The Benna-Fusi Model

In modern neural networks each learned parameter is represented as a single value; the scalar weight between an input unit and an output unit. The Benna-Fusi model asks questions like "What if it wasn't just one value?" and "What if those values could interact with each other?" The model replaces each parameter with a chain of coupled variables, with fast variables at the front and slow variables at the back. New information enters the fast end and gradually diffuses into slower, more protected variables. When we need to compute things with our parameter chain, we just use the frontmost fast variable in the chain but now it's naturally anchored to its own past.

Intuition

Benna and Fusi describe their model with an analogy to communicating vessels. Picture a row of beakers with increasing diameter connected by tubes of decreasing diameter and each filled with liquid. Each beaker represents a variable in the chain. Initially, all beakers have even fluid levels. Using a pipette we randomly add or remove a little liquid from the first beaker. The liquid flows through the tubes towards equilibrium. This balancing process varies in speed: fast with narrow beakers and wide tubes at the beginning of the chain but slower with wide beakers and narrow tubes at the end of the chain. The last beaker in the chain slowly leaks fluid through a drain. With this setup, changes to the system persist as long as the beakers' fluid levels remain out of equilibrium.

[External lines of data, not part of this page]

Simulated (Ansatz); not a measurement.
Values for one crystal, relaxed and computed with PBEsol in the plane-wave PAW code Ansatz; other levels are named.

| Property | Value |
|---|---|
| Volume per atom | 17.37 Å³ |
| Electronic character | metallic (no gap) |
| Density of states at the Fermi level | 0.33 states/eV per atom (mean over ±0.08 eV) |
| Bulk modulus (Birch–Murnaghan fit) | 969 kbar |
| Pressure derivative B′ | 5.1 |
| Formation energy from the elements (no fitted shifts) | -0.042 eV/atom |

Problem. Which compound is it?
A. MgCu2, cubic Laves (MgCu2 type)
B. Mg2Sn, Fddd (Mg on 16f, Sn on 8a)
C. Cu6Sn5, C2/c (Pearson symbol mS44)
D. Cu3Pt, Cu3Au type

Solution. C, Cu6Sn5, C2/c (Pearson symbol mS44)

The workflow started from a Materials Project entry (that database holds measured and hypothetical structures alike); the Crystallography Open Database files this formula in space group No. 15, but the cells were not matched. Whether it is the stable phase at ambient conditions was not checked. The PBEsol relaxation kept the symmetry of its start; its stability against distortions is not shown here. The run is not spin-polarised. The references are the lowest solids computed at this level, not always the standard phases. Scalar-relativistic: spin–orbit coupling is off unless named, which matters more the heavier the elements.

This animation shows the fluid dynamics of the chain:

Definition

The core equation describes how each synaptic variable $u_k$ evolves over time, driven by the difference between its neighbors:

$$C_k \frac{du_k}{dt} = g_{k-1,k}(u_{k-1} - u_k) + g_{k,k+1}(u_{k+1} - u_k)$$

for $k = 1, \ldots, m$, where $C_k$ is the capacity and $g_{k,k+1}$ is the coupling strength between neighboring variables. The first variable $u_1$ is the synaptic weight itself. For $u_1$, the inflow term is replaced by an external input $\mathcal{I}(t)$ (potentiation or depression). For the last variable $u_m$, we set $u_{m+1} = 0$, introducing a leak that prevents unbounded growth.

The capacity and coupling coefficients follow a power law that produces the optimal $1/\sqrt{t}$ memory decay:

$$C_k = 2^{k-1} \qquad g_{k,k+1} = 2^{-k-2}$$

Capacities grow exponentially (deeper variables are slower to change) while couplings shrink exponentially (deeper variables interact more weakly). This means that fast variables at the front of the chain capture new information quickly, while slow variables at the back protect older memories. As the flow is bidirectional, these older memories have a constant pull on the new information.

For simulation, we discretize with base $n = 2$ and step size $\alpha = 1/4$:

$$u_k(t{+}1) = u_k(t) + n^{-2k+2},\alpha,(u_{k-1} - u_k) - n^{-2k+1},\alpha,(u_k - u_{k+1})$$

The first term is the inflow from the previous variable; the second is the outflow to the next. For $u_1$, the inflow is replaced by an external input $\mathcal{I}(t)$ drawn from an Ornstein-Uhlenbeck process.

Simulation

Below, both models receive the same temporally correlated input from an Ornstein-Uhlenbeck process. The single-variable model ($m = 1$) tracks the noisy input with no memory beyond the current step. In the cascade ($m = 5$), $u_1$ is still noisy but $u_2$ through $u_5$ are progressively smoother. Each deeper variable integrates over a longer timescale. By $u_5$ the signal barely moves. It's the slow anchor that the shallower variables are regularized toward.

Connection to Deep Learning

When $m = 1$, there is no chain, just a single variable with a leak. The update becomes:

$$u_1(t{+}1) = u_1(t) + \mathcal{I}(t) - n^{-1}\alpha \cdot u_1(t)$$

If we interpret the external input as a negative gradient ($\mathcal{I}(t) = -\nabla_t$), this is exactly SGD with weight decay:

$$w_{t+1} = w_t - \nabla_t - \lambda , w_t$$

where $\lambda = n^{-1}\alpha$ is the weight decay strength. The leak on the last variable is weight decay.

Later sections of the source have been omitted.